Poets Gear Up for Slam Nationals

slam news logoIt”s coming down to the wire for the several hundred poets across the nation who are gearing up for next week”s National Poetry Slam Finals in Austin, Texas. In Richmond, poets gathered at ComedySportz Improv Theater for a practice slam Sunday night. On Monday night in Kalamazoo (yes, Kalamazoo!), the Kalamazoo Slam Team hosted a special show to raise money for their trip to Austin and debuted their new team CD. Pacific Northwest poets gathered at the Cafe Deux Soleil the same night for the annual Salmon Slam, where Seattle, Vancouver, Bellingham and Eugene, Oregon competed in a self-styled regional slam for bragging rights to Best of the Northwest. And in the Northeast, there have been multiple practice bouts and regional competitions, including last Wedensday night”s Big East at the Cantab Lounge in Boston (Boston”s Lizard Lounge team took the honors) and the North Beast Regional Slam at the AS220 in Providence, RI last night (with the Cantab Lounge waltzing off with bragging rights).

AS220 is not my usual Providence poetry haunt, but the chance to see five local teams going head to head was too good to pass up. The Providence Slam hosted the event at the downtown performance space that has been home to Providence Slam for over a dozen years. Teams traveled from Boston (two teams, one from the Cantab Lounge and one from the Lizard Lounge), Worcester (the Poetry Asylum), Portland, ME and Hartford Connecticutt to face each other in two rounds of bouts and a final face-off. The Providence and Connecticutt Youth slam teams also represented – and represented very very well.

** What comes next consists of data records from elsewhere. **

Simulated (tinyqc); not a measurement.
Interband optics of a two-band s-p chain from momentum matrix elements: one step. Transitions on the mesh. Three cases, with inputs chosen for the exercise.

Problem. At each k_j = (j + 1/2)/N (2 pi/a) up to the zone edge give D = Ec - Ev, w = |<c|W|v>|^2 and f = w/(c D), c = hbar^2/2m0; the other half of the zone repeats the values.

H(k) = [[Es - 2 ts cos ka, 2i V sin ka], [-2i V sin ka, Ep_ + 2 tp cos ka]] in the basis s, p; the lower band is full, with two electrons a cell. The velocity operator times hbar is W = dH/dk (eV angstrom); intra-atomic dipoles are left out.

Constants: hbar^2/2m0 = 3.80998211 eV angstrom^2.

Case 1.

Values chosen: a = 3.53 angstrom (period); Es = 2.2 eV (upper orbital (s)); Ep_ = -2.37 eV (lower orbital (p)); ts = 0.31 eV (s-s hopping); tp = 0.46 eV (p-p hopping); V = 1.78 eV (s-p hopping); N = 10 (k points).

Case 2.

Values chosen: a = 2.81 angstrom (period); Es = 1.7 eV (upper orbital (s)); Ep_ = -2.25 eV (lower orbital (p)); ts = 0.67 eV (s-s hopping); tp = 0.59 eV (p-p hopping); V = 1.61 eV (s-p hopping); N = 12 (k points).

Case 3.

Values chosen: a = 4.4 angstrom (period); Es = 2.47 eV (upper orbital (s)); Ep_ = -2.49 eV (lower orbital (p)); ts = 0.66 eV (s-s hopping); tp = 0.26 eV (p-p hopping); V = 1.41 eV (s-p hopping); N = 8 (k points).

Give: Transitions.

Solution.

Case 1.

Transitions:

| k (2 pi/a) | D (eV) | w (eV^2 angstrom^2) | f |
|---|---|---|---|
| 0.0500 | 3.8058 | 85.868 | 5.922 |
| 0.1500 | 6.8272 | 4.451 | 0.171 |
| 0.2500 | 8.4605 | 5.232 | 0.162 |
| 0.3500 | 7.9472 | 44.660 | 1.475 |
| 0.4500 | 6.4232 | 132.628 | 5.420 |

The co-hosts for the evening, Sage Francis, Tom Inhaler and Jared Paul, kept the crowd humming and energized, but it was hardly necessary. The room rocked with a standing room only crowd who energetically applauded, encouraged and even joined in with the poets on more familiar pieces. This is slam at its happening best – high-energy, fast-paced, emotion-packed – where the keen edge of competition adds a spicy edge to the art. This is an audience in love with its performers, not afraid to shout back at them , hug them when they bolt offstage, high-fiving them all the way back to their seats. This is poetry as a performing art and audience participation sport. What I saw at the North Beast Regionals last night was what Marc Smith must have envisioned when he hosted the first-ever poetry slam at the Green Mill in Chicago – an audience so thoroughly involved with the work being presented that they were moved to cheers, jeers (to the judges) and tears, all in the space of a three minute poem – with no props and, to quote nationally known slam-master Bill MacMillan, NO DANCING HIPPOS.

The festivities got started at the fashionably late poet”s time – 8:30, half an hour after the announced start of the night – but no one seemed to mind in the least. Five judges randomly chosen from the audience sat at tables near the front as individual members of each team stepped up to slam their finest for their teams. Connecticutt and Providence each sent their Youth Slam representatives – who more than held their own against established, older poets from Worcester, two Boston Venues and Portland. The night started off with the expected political and social pieces, slammed hard and hard-hitting – three in a row. The audience, egged on by Sage Francis as MC for the first bout, loudly jeered any low scores and wildly applauded the poets. The poets” performances were punctuated by floor-thumping and shouts of “yes!” as each made telling points or sparked agreement. Worcester”s Jon Wolf broke the trend and flipped the room with a rousing letter to his best friend”s jealous boyfriend… and from there on out, the poetry was a roller-coaster ride of emotion, playing on politics, feminism, love, hate, breaking up, growing old and the horror of what happened to a cactus plant at Walmart.

Worcester knocked the home team out of the running in the first bout, but the Providence poets stayed to cheer and encourage throughout the night. In the second bout of the evening, Boston”s Cantab team took the honors to go up against Worcester in a flat out head to head heat for the finals, where they took the honors of North Beast Regional Slam Champs. All along the way, there were memorable moments – and memorable poems. Listing the standouts is impossible – they all stood out, the best of the Northeast gathered in one room. Adam Stone, Simone Beaubien, Jon Wolf, Erin Jackson, Gary Hoare, Jared Paul, Urban, 1two5 – I know I”m leaving out poets whose names didn”t stick, but whose words did.

If you”re anywhere near Austin, Texas next week, that”s where you need to be. From the 9th through the 14th, over 300 poets from 80 different venues around – and outside – the country will be competing in eight different venues for the National Slam Championship. Besides the slam bouts, the Austin slam community has put together a full roster of poet happenings around the city. Slam has a reptuation of being loud, of cheapening poetry with competition, of fostering bitter rivalries and disputes. Slam has also fostered some of the most emotional and moving poetry being written in today”s world. If you can, be there to see it happen. There”s nothing else like it in this world.